Trump Curbing Power of Federal Unions That ‘Declared War’ on His Agenda

Presidential progress in court disputes comes amid the need for a reappraisal of unionization in the federal workforce.

AFGE via Wikimedia Commons CC2.0
Members of the American Federation of Government Employees on the march at New Orleans in 2022. AFGE via Wikimedia Commons CC2.0

Federal employee unions are in a “battle for survival,” the Hill reports, as President Trump’s drive to clean up the Beltway bureaucracy advances. The alarm by the government labor unions comes as federal courts lift hurdles that had been imposed on the president’s push to “end collective bargaining rights at a number of agencies,” per the Hill. Mr. Trump’s progress comes amid the need for a reappraisal of unionization in the federal workforce.

The scrutiny on federal employee unions stems from an executive order that launched “a sweeping rescission of a number of existing union contracts at government agencies,” the Hill reports. Mr. Trump contends that a federal law dating to the Carter administration, the Civil Service Reform Act, “enables hostile Federal unions to obstruct agency management,” and this is “dangerous in agencies with national security responsibilities.”

Some 18 federal offices, Mr. Trump contends, engage in work relating to national security, and this enables him, per the Civil Service law, to suspend union rights in these agencies. Unions took to the courts to challenge the president’s conclusion, but the Ninth Circuit recently agreed to remove the last limit imposed by lower courts on the president’s power to proceed as planned. The federal employee unions are none too pleased.

“This ruling is certainly a setback for fundamental rights in America,” the head of the American Federation of Government Employees, Everett Kelley, says. What, though, about the rights of the taxpayers? After all, the rise of federal employee unions are best seen in the context of the growth in recent decades of an unaccountable Deep State of bureaucrats who pursue a liberal agenda regardless of who occupies the White House.
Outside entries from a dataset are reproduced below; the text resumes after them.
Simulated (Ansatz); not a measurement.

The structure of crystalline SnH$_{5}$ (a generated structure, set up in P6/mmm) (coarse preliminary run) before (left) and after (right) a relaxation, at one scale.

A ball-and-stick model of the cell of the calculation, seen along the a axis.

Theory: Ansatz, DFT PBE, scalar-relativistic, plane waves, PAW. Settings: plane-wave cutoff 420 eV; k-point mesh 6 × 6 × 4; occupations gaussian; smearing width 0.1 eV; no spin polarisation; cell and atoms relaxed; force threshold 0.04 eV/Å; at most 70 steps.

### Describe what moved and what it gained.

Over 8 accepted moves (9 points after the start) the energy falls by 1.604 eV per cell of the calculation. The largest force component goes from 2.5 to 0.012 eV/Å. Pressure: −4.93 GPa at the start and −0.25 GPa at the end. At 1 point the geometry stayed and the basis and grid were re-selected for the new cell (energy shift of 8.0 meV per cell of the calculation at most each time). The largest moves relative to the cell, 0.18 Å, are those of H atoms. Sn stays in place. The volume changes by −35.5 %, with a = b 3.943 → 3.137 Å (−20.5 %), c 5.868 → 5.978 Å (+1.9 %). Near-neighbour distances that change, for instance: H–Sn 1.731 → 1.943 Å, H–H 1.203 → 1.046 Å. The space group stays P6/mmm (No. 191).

Granting federal employees the right to form unions — and deploy the tactics of collective bargaining over wages and work rules — helps the Deep State maintain its power. Yet the idea of unionized bureaucrats is a relatively recent innovation. Even an advocate of the rights of labor, like FDR, opposed the idea of permitting the unionization of the federal workforce. Feature, say, FDR’s letter in 1937 to the head of the National Federation of Federal Employees.

“Meticulous attention should be paid to the special relationships and obligations of public servants to the public itself and to the Government,” President Roosevelt warned. Government employees, he added, “should realize that the process of collective bargaining, as usually understood, cannot be transplanted into the public service.” This is because, unlike in the private sector, “the employer” of the federal workforce “is the whole people.” 

The people “speak by means of laws enacted by their representatives in Congress,” the president explained. Earlier, he had told the press that for government employees, “there is no collective contract.” He concluded: “There isn’t any bargaining, in other words, with the government.” Roosevelt realized that if federal employees got the power to unionize, the labor unions, just by voting, would be in a position to secure for themselves higher wages and more privileges. 

“We have the ability, in a sense, to elect our own boss,” is how the head of America’s largest municipal employees’ union, Victor Gotbaum, later put it, after Mayor Wagner made the mistake in 1958 of permitting New York City’s government employees to unionize. That danger was ignored by President Kennedy in 1962 when he allowed, via executive order, federal employees to unionize. Democrats in Congress later codified that right into law.

Hence Mr. Trump’s challenge as he seeks to steer the ship of state by boosting efficiency in the federal bureaucracy. He’s looking, too, to scale back the power of the Deep State, especially since, as the White House puts it, the federal employee “unions have declared war on President Trump’s agenda.” The disputes could reach the Supreme Court, offering a chance for the Nine to vindicate the wisdom of FDR, and curb union influence in the public sector.